Angered by the way today's society has cast non-fiction to the bottom of the ranks, Klement and Matalene successfully show that real stories can be great stories too. When a human face is attached to the facts and to our immediate concerns in life, the story leaves much more of an impact.
Telling Stories/Taking Risks is a cascading tower that begins with the writers who remain unseen as they give the accounts of others, then finishes with the journalists who have decided to impart their own life experiences.
Journalists in the first section are taking new risks in their writing by telling the stories of those who are rarely noticed, and writing in irregular forms. Julie Sullivan manages to fit the essence of someone's life into 4 inches of copy in Desperate Days at the Merlin, while Greg Raver-Lampman, in his story of a lottery winner, presents the importance of occasionally withholding the end of the story till the end, contrary to the reporting practice of putting the most powerful component of the story in the lead.
Telling Stories/Taking Risks asks the question of why we should leave the story telling up to the fictional writers, when journalists can get the real story. In the second chapter, the writers become more than conveyers of information; they observe and partake in their stories, allowing us to learn along with them about everything from small town reporting and snake handlers to following ancestral lines.
It is in the third section that the greatest risks are taken; the writers bestow upon us their opinions. Klement and Matalene's choice of stories here is at times questionable, but successful none the less. Keith B. Richburg's Continental Divide seems to long-winded, drawing the readers attention away from the main focus of the book, and Dave Barry's The Name Game, and Read All About It, Dude, although humorous, lack the edginess and solidity of all the other pieces. However, this brief slip-up is compensated greatly by Eugene Izzi's piece on child molestation, Innocence Lost, and Laura Miller's Parkland's Pink Pinafore Problem. Klement and Matalene cause us to become strikingly aware of the importance of the educated journalist to impress their positions and opinions on us, in situations where a greater knowledge can be gained.
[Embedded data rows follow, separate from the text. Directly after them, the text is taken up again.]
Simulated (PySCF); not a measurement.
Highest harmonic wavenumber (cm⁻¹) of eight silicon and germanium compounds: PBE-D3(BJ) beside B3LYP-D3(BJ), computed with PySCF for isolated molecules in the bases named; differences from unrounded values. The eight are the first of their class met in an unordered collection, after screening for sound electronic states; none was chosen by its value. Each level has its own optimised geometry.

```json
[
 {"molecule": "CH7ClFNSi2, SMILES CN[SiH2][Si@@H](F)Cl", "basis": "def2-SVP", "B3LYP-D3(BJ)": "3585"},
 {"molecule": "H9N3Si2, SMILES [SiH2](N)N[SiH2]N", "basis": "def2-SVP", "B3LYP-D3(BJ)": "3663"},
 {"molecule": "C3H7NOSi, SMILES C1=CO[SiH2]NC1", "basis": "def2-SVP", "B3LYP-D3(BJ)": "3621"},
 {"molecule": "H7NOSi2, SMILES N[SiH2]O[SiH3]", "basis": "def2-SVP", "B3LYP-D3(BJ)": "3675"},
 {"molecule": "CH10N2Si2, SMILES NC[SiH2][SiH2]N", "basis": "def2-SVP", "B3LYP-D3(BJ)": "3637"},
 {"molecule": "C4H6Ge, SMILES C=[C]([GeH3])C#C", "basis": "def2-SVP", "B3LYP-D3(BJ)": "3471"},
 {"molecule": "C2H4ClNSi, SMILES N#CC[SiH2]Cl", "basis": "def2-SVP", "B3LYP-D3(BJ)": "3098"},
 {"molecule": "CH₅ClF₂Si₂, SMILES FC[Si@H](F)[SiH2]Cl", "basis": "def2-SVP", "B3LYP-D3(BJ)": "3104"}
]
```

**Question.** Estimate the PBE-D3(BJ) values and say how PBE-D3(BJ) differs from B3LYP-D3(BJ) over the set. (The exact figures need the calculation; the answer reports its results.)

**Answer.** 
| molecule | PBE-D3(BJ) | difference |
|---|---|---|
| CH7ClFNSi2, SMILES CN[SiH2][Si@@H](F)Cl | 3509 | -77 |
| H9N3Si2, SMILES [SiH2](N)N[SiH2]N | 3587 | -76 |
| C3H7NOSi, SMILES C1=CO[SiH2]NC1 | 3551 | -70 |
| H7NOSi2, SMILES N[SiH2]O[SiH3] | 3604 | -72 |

Although most of the stories presented in Telling Stories/Taking Risks contradict the most standard rules of news journalism, most people will agree that they also seem to hit harder than your average local story. We listened more, learned more and most importantly, felt more. In the final and most impacting chapter, the writers expose themselves. We are touched by Chip Scanlan's triumph over his temper; educated and moved by Jim Fussell's lifelong battle with Tourettes; and saddened by Jonathan Dahl's seemingly futile search for his brother.
Not only do Klement and Matalene effectively show the benefits of taking stylistic risks, but they also stress the importance, in today's world of monotonous information, to put a human face on your story.